97//! RFC 3986 says that "if authority is absent, path cannot start with `//`".
98//!
99//! > When authority is present, the path must either be empty or begin with a slash ("/")
100//! > character. When authority is not present, the path cannot begin with two slash characters
101//! > ("//").
102//! >
103//! > --- [RFC 3986, section 3. Syntax Components](https://www.rfc-editor.org/rfc/rfc3986.html#section-3).
104//!
105//! > If a URI contains an authority component, then the path component must either be empty or
106//! > begin with a slash ("/") character. If a URI does not contain an authority component, then the
107//! > path cannot begin with two slash characters ("//").
108//! >
109//! > --- [RFC 3986, section 3.3. Path](https://www.rfc-editor.org/rfc/rfc3986.html#section-3.3)
110//!
111//! We should interpret them as "if `authority` rule is completely unused (i.e. does not match any
112//! strings **including empty string**), path cannot start with `//`".
113//! In other words, we should consider this as **explaining the ABNF of `hier-part` rule**
114//! (especially why it does not use `path` rule), but **not adding extra restriction to the rule
115//! written in ABNF**.
116//!
117//! This restriction is necessary to remove ambiguity in decomposition of some strings.
118//! For example, it is natural to decompose `foo://` to `<scheme="foo">:<path="//">` or
119//! `<scheme="foo">://<authority=""><path="">`.
120//! The restriction, **which is already encoded to the ABNF rule**, tells us to always decompose to
121//! the latter form, rather than the former one.
122//!
123//! Readers of the spec might be confused by "when authority is **present**" and "if a URI
124//! **contains** an authority component, which is unclear.

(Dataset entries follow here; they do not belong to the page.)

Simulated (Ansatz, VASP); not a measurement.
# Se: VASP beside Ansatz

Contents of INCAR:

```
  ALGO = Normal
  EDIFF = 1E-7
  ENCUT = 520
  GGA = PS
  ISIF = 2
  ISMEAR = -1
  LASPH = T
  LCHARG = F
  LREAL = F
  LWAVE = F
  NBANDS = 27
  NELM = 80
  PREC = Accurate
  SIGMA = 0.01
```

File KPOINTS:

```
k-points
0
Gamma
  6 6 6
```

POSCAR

125//! However, based on the interpretation above, we should consider authority part with empty string
126//! as satisfying the condition "authority is **present**".
127//!
128//! ## IRI resolution can fail
129//!
130//! For some inputs, resulting string of IRI normalization and resolution can be syntactically
131//! correct but semantically wrong. In such cases, the normalizer and resolver provided by this
132//! crate do not silently "fix" the IRI by non-standard processing, but just
133//! fail by returning `Err(_)`.
134//!
135//! For details, see the documentation of [`normalize`] module.
136//!
137//! [RFC 3986]: https://www.rfc-editor.org/rfc/rfc3986.html
138//! [RFC 3987]: https://www.rfc-editor.org/rfc/rfc3987.html
139//! [`RiReferenceStr::resolve_against()`]: `types::RiReferenceStr::resolve_against`
140//! [`RiRelativeStr::resolve_against()`]: `types::RiRelativeStr::resolve_against`
141#![warn(missing_docs)]
142#![warn(unsafe_op_in_unsafe_fn)]
143#![warn(clippy::missing_docs_in_private_items)]
144#![warn(clippy::undocumented_unsafe_blocks)]
145#![cfg_attr(not(feature = "std"), no_std)]
146#![cfg_attr(docsrs, feature(doc_cfg))]
147
148#[cfg(feature = "alloc")]
149extern crate alloc;
150
151pub mod build;
152pub mod components;
153pub mod convert;
154pub mod format;
155pub mod mask_password;
156pub mod normalize;
157pub(crate) mod parser;
158pub mod percent_encode;
159pub(crate) mod raw;
160pub mod resolve;
161pub mod spec;
162pub mod template;
163pub mod types;
164pub mod validate;